Study Proves Carbon Nanotube Fiber Antennas are as Capable as Copper

According to researchers at Rice University, fibers composed of carbon nanotubes configured as wireless antennas can be as good as copper antennas but 20 times lighter.

Rice University graduate student Amram Bengio sets up a nanotube fiber antenna for testing. Scientists at Rice and the National Institute of Standards and Technology have determined that nanotube fibers made at Rice can be as good as copper antennas but 20 times lighter. (Photo by Jeff Fitlow)

The antennas may offer useful advantages for aerospace applications and wearable electronics where flexibility and weight are vital factors.

The research findings have been published in Applied Physics Letters.

The discovery provides more potential applications for the robust, lightweight nanotube fibers developed by the Rice lab of Chemist and Chemical Engineer Matteo Pasquali. The lab introduced the first practical technique for developing high-conductivity carbon nanotube fibers in 2013 and has since analyzed them for use in heart surgeries and as brain implants, among other applications.

The research could help Engineers who strive to simplify materials for spacecraft and airplanes where weight equals cost. Greater interest in wearables like wrist-worn health monitors and clothing with embedded electronics could benefit from strong, flexible and conductive fiber antennas that transmit and receive signals, Pasquali said.

The Rice team and colleagues at the National Institute of Standards and Technology (NIST) developed a metric they refer to as “specific radiation efficiency” to review how well nanotube fibers radiated signals at the typical wireless communication frequencies of 1 and 2.4 gigahertz and compared their results with regular copper antennas. They made thread composed of eight to 128 fibers that are nearly as thin as a human hair and cut to the same length to test on a custom rig that made direct comparisons with copper practical.

Antennas typically have a specific shape, and you have to design them very carefully. Once they’re in that shape, you want them to stay that way. So one of the first experimental challenges was getting our flexible material to stay put.

Amram Bengio, Rice Graduate Student and the Paper’s Lead Author

Contrary to former results by other labs (which used various carbon nanotube fiber sources), the Rice team found the fiber antennas corresponded with copper for radiation efficiency at the same diameters and frequencies. Their results support theories that estimated the performance of nanotube antennas would scale with the conductivity and density of the fiber.

“Not only did we find that we got the same performance as copper for the same diameter and cross-sectional area, but once we took the weight into account, we found we’re basically doing this for 1/20th the weight of copper wire,” Bengio said.

“Applications for this material are a big selling point, but from a scientific perspective, at these frequencies carbon nanotube macro-materials behave like a typical conductor,” Bengio added. Even fibers considered “moderately conductive” exhibited excellent performance, he said.

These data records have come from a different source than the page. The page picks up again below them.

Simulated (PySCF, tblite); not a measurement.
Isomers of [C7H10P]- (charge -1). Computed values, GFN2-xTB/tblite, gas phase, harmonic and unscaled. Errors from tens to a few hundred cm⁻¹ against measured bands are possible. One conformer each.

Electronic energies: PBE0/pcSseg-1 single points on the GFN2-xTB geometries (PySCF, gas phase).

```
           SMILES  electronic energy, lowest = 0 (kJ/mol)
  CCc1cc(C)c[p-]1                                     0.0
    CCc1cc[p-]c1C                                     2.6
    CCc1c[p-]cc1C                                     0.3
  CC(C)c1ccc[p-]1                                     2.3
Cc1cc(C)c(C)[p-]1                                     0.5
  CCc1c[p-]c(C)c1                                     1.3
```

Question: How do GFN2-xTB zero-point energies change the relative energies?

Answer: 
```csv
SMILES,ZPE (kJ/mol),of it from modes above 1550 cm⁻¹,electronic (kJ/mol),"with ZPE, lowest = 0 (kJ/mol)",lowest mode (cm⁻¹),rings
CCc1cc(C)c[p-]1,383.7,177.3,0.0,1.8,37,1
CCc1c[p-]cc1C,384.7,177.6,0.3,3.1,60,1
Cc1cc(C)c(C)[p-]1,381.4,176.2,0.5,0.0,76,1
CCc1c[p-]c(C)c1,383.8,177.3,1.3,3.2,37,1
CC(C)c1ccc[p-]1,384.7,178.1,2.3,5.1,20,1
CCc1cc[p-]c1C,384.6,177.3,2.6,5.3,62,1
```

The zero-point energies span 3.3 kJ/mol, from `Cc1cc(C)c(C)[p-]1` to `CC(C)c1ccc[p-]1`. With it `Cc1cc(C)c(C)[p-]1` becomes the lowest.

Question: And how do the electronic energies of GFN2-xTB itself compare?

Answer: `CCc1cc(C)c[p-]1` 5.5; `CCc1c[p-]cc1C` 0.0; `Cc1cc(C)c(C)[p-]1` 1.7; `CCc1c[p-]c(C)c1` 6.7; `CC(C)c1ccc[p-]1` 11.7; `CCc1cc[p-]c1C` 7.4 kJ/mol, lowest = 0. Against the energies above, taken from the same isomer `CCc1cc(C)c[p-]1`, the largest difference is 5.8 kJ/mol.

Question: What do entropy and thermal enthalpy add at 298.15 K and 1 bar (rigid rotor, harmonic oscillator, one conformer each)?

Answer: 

Although manufacturers could basically use thinner copper wires instead of the 30 gauge wires they presently use, those wires would be very delicate and hard to handle, Pasquali said.

Amram showed that if you do three things right — make the right fibers, fabricate the antenna correctly and design the antenna according to telecommunication protocols — then you get antennas that work fine. As you go to very thin antennas at high frequencies, you get less of a disadvantage compared with copper because copper becomes difficult to handle at thin gauges, whereas nanotubes, with their textile-like behavior, hold up pretty well.

Matteo Pasquali, Chemist and Chemical Engineer

Co-authors of the paper are, from Rice, Graduate Students Lauren Taylor and Peiyu Chen, Alumnus Dmitri Tsentalovich and Aydin Babakhani, an Associate Professor of Electrical and Computer Engineering, and, from NIST in Boulder, Colo., Postdoctoral Researcher Damir Senic, Research Engineer Christopher Holloway, Physicist Christian Long, Research Scientists David Novotny and James Booth and Physicist Nathan Orloff. Pasquali is a Professor of Chemical and Biomolecular Engineering, of Materials Science and Nanoengineering and of Chemistry.

The research was supported by the U.S. Air Force.